Board members of the water agency which is overseeing the cleanup of Hinkley’s contaminated groundwater are beginning to see that the answer to that question may never be known.
And they want Lahontan Regional Water Quality Control Board officials to pursue finding out if a new study can reasonably be expected to determine how much chromium 6 was in the water before San Francisco-based Pacific Gas & Electric Co. began dumping it into unlined ponds, where it seeped in the groundwater, creating a plume that is thought to be more than 5 miles long and nearly 2 miles wide.
The question is important because it sets up what level PG & E needs to reach in order to return to the Hinkley Valley to its natural state.
For a time, water board officials and others thought they had that number.
A study PG & E commissioned at the request of the water board in 2007 found that upper end of the naturally occurring chromium 6 was 3.1 parts per billion.
But that study first came under fire by Hinkley residents and last year was discredited on several fronts by three scientists hired by the state to review its methodology. In a presentation to the water board Wednesday night in Barstow, Anne Holden, an engineering geologist on the staff of the Lahontan water agency, summarized those criticisms:
– The quality of laboratory sample analysis procedures.
– The types of wells used for the majority of the background study sampling.
– Statistical methods used to summarize groundwater sample results.
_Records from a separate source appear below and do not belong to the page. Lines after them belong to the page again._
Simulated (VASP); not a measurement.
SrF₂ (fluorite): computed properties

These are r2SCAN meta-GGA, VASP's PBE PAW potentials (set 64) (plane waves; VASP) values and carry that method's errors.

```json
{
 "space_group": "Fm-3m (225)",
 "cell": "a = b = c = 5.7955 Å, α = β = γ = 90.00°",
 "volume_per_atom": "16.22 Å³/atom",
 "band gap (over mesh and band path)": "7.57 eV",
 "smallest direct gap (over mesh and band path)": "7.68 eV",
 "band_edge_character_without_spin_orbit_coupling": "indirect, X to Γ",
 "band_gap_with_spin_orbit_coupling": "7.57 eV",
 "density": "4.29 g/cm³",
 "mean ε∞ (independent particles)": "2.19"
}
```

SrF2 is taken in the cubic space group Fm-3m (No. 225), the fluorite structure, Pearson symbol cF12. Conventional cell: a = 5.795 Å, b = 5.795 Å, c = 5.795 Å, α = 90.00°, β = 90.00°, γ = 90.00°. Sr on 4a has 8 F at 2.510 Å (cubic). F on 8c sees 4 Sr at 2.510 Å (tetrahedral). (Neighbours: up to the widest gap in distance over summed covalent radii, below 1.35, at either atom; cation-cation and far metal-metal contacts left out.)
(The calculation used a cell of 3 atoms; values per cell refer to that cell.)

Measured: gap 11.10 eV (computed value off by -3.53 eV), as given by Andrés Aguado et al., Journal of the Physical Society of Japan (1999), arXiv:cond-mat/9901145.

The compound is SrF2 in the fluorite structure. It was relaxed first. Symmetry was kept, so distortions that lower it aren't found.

– Uncertainty in determining past chromium plume migration.
Holden said that all the criticisms can be corrected in a new study except one — determining the past chromium plume migration.
And that will be difficult because there are not records going back to the 1950s which can shed any light on the water use patterns going back some 60 years, she said.
Amy Horne was among several board members to advise the water board staff to pursue whether or not there can be a satisfactory way to uncover past plume migration so that pursuit of a new study would produce results that could be accepted by all.
“I don’t want us spending all kinds of money on a study which ultimately will produce nothing. We should be spending our money on the cleanup,” she said.
The board took no formal vote on the matter because they lacked a quorum.